December 10, 2010

Well, yesterday was something. We established a new record for one day of views for this website. In my ‘stats’ page, it has always shown me that the day with the most views was day during the first week of launching the website, a year and a half ago. That has always bugged me. Now, we have a new record, by a lot. Let’s keep it going, people. I guess the formula is a post about Facebook, followed by a post about kissing. Now I know.

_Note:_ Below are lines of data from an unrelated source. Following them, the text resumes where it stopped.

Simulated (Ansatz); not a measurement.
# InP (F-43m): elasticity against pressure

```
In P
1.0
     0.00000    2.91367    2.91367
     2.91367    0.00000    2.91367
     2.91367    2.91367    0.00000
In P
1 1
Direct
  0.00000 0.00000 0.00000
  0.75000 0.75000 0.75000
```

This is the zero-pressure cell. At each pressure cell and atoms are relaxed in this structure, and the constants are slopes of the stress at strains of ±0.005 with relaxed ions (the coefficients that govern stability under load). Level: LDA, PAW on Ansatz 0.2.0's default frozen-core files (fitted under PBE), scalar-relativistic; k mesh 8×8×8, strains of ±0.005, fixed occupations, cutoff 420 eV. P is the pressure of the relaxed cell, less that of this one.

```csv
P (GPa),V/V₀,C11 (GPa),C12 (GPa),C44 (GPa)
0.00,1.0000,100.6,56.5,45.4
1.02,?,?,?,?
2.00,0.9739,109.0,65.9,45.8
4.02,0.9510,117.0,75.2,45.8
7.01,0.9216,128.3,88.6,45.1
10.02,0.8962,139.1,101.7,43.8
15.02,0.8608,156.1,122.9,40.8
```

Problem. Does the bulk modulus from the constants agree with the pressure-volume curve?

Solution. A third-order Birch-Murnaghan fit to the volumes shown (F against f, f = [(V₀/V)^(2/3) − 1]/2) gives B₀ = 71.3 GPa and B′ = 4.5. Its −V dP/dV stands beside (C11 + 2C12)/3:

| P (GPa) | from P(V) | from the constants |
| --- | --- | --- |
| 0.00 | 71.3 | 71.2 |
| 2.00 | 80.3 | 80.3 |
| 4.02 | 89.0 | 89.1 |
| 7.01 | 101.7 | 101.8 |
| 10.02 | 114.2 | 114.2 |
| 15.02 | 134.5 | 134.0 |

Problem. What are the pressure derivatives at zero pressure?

For the last prompt I asked, “What is your favorite thing to buy at the grocery store?”

I will use Matt’s answer:

“Coffee and bread. That aisle smells so good. I just want to crawl into the shelf and hide behind stacks of bread and bags of coffee and just drift away…”

Matt, that is an interesting fantasy, along the lines of singing “Circle of Life” overlooking a body of water. Man, I hate coffee. It is just bad hot chocolate to me. I don’t  understand people’s fascination with coffee. But, people that love coffee really really love coffee. People just accept that it is cool to be obsessed with coffees of all kinds. B read is fine, bread is great. People aren’t obsessed with bread.

The one thing I do know is coffee shops. I do love coffee shops. Although I never get coffee, I still like them.

Things you see at a coffee shop:

-A barista. A barista is a person whose job it is to serve coffee and make you feel like you are an idiot for not knowing Itanglish. Itanglish is a made up language mixing Italian, English and douchebaggery.

-A person at a laptop presumably working on a novel, when in all actuality they are on Facebook looking up pictures of you.

-Scones. What’s the deal with scones? Why do people insist on making them still? They are to pastry what your twice divorced aunt is to the family: hardened, crusty, and full of raisins.

-A teenager telling a story really loudly. “And T-Bone’s all like, ‘I don’t think you want to step to this!’ But the whole time he was holding an ice cream cone! It was hilarious, the other guy was like, ‘I’m outta here.'” You sneer and put on your headphones, but it doesn’t help. To a teenager, a coffee shop is a cool bar.

-Someone you keep accidentally making eye contact with. They are in your field of vision and you both happen to look up at the same time, everytime. If one of you was Jon Cusack it would be the start of a romantic comedy. Since you’re not, it is the start of a long line of restraining orders.

-A nail clipping. Gross.

-Old magazines. You would think you walked into the doctor’s office if you looked at the date on the magazines. If a man comes from the back with a clipboard and calls your name, don’t follow him.

-A guy who is not there named Walter. Walter left without picking up his drink so the barista keeps loudly calling for him to pick it up, not realizing that Walter is four blocks away in his ’04 Elantra.

-The person whose name you can’t remember. How do you know her? You can’t talk to her, yet you can’t leave without passing her by. You can’t pull off calling her a ‘chief,’ or a ‘man’ because she’s a girl. You settle on ‘lady.’ It is unsuccessful.

-Homeless guy. Even he is complaining about the scones.

Next prompt: What is the last thing you said on the phone, besides “bye.”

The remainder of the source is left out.